Noreen Thomas’ farm looks like a patchwork quilt. Fields change hue with the season and with the alternating plots of organic wheat, soybeans, corn, alfalfa, flax, or hay.
Thomas enjoys this view from hundreds of miles above Earth’s surface -- not just for the beauty, but the utility. She is among a growing group of Midwest farmers who rely on satellite imagery from Landsat to maximize their harvest and minimize damage to their fields. It's become another crucial tool like their tractors and sprinklers.
“Our farm is unconventional – we grow food and breed animals using all-natural approaches,” said Thomas of her certified organic farm in Moorhead, Minnesota, where they also grow heirloom tomatoes, lettuce, squash, and peas. “So we’re happy to use unconventional methods to solve problems and keep our crops healthy.”
For $25 and an hour’s drive to the Grand Forks campus of the University of North Dakota (UND), Noreen and Lee Thomas took a one-day class on how to download and interpret satellite images, like those provided by NASA and the U.S. Geological Survey (USGS).
Downloading the latest images takes mere minutes on the Digital Northern Great Plains system, a free Web-based tool developed by NASA-funded researchers in the Upper Midwest Aerospace Consortium. Thomas punches in GPS coordinates of the area she’d like to see, and moments later she has a bumper crop of information and images.
To the untrained eye, the false-color images appear a hodge-podge of colors without any apparent purpose. But Thomas is now trained to see yellows where crops are infested, shades of red indicating crop health, black where flooding occurs, and brown where unwanted pesticides land on her chemical-free crops.

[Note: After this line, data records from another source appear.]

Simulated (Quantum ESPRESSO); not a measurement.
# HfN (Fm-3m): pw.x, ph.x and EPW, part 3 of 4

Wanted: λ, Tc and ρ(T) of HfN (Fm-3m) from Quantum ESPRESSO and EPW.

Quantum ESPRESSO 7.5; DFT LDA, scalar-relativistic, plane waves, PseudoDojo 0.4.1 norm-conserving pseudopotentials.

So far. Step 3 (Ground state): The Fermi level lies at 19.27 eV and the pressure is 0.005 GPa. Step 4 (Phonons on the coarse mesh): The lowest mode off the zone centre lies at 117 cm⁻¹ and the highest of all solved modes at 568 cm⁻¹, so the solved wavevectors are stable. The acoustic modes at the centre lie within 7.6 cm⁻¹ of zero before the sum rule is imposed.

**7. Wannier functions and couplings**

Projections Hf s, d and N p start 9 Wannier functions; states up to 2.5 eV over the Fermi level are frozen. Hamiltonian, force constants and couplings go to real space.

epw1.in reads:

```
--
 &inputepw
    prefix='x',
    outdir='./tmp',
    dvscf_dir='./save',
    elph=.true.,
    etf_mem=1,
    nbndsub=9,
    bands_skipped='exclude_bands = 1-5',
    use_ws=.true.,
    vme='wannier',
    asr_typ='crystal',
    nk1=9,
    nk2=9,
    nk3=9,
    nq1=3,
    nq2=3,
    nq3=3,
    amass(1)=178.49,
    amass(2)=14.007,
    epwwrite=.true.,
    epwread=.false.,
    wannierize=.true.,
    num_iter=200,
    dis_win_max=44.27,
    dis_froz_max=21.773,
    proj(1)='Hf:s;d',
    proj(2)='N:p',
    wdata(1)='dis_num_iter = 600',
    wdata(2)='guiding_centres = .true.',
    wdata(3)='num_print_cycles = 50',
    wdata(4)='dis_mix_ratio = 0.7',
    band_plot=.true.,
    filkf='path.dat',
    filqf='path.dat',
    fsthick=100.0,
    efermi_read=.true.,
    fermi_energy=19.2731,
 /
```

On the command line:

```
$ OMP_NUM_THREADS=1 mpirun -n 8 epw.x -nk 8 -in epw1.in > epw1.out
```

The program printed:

The images help the Thomases root out problems caused by Canadian thistle and other weeds. They help confirm that their crops are growing at least 10 feet from the borders of a neighboring farm – required to maintain organic certification. They can also spot the telltale signs of bottlenecking in the fields -- where flooding is over-saturating crops -- and monitor the impact of hail storms.
“We’d have to walk our entire 1,200 hundred-plus acres on a regular basis to see the same things we can see by just downloading satellite images,” said Thomas, who recently began providing her farm’s coordinates to her buyers in Japan. “There’s no more ideal way I know to show how healthy our crops are to someone thousands of miles away.”
Crops are not the only beneficiaries of snapshots from space. Just as remote imagery informs Thomas when it’s best to rotate crops, she can also determine when her cows need a new pasture. When the large herd of cows chews its way through the landscape, satellite images show where the cows may be overgrazing.
Though Thomas believes she is the lone satellite ranger in her town, she’s certainly not alone among farmers in general. According to George Seielstad, recently retired director of the UND Center for People and the Environment and founder of the consortium, more than 600 farmers in the region are now devotees of satellite data as an aid to farming.
Thomas has also become a resource to her community because of her unique ability to analyze satellite images. “We’ve been called by a couple of townships to pull satellite images to verify flooding so they can apply for aid from the Federal Emergency Management Agency," she said. "There are any number of ways these pictures have been helping farming communities like ours, and community is what farming is built on.”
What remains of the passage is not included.